It’s the first time the mummies have left Guanajuato. They will travel to major museums throughout the country over the next three years, and it’s a coup to have them in Detroit first. They’re also controversial and of course creepy as goddamn (but Mexicans celebrate the dead! Chill, America!), but in a post-Body Worlds society, can anything really shock and awe anymore?

On hand for the grand opening tonight is Mexico’s 6’5” former cowboy president Vicente Fox, former mayor of Guanajuato and all-around strapping, mustachioed ranchero.

vicente fox

I was pretty excited to learn that Vicente Fox was going to be here, but then someone told me that he comes to Detroit all the time.

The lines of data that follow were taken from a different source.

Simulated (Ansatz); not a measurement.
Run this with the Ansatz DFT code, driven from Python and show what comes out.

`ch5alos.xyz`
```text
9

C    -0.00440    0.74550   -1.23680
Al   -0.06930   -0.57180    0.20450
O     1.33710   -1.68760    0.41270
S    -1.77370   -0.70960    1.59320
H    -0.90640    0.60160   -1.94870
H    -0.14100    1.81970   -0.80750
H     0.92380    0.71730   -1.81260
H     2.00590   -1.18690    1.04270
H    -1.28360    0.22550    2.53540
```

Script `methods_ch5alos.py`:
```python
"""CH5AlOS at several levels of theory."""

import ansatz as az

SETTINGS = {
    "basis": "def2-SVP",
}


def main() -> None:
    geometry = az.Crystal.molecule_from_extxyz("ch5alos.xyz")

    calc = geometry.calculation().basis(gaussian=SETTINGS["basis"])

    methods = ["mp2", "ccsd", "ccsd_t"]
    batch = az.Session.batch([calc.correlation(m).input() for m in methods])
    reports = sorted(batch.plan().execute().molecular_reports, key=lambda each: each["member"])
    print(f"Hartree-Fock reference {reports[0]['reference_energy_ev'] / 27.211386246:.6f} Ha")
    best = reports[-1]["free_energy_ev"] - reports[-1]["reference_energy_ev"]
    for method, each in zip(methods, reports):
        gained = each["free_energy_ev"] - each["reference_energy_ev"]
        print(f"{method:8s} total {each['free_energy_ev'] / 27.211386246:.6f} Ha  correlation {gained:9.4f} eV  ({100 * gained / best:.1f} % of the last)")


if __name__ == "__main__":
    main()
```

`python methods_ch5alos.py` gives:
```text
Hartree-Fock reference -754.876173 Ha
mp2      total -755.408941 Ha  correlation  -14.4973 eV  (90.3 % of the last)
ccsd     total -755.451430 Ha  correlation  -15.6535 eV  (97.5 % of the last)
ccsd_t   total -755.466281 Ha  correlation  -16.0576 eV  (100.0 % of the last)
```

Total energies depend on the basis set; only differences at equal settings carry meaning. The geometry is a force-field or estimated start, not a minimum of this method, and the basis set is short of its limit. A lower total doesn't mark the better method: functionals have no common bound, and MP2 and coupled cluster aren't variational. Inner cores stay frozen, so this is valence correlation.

Also on deck this weekend: a flea market at Historic Fort Wayne to benefit the Detroit Historical Society. Tours of the Fort and the military museums it houses will be available. We hear there is also a bake sale. Fort Wayne, built during the 1840s to protect the United States from a possible British siege via Canada, has never seen a shot fired in anger and has mostly been used as a mustering center, garrison post and supply depot. It’s named for “Mad” Anthony Wayne, the Revolutionary War hero who led the capture of Detroit in 1796.  (He died weeks later in Pennsylvania after contracting gout. Fun fact: he was exhumed and his bones were boiled in a cauldron that is now on display in Erie’s Historical Museum. Creepy as goddamn. But kind of awesome. Halloween road trip?)

mad anthony wayne

I’ve never been to Fort Wayne, and I look forward to seeing this mildly important Detroit landmark for the first time with the added flourish of lots of junk for sale.

(EDIT: Detroit’s Fort Wayne is also, maybe, sort of, haunted.)

Finally, we will not be able to make this show, but we recommend you do: the fantastic keyboard pop trio Lightning Love plays tonight at the Blind Pig in Ann Arbor to celebrate the premiere of a new music video. They’re so pretty! Go there!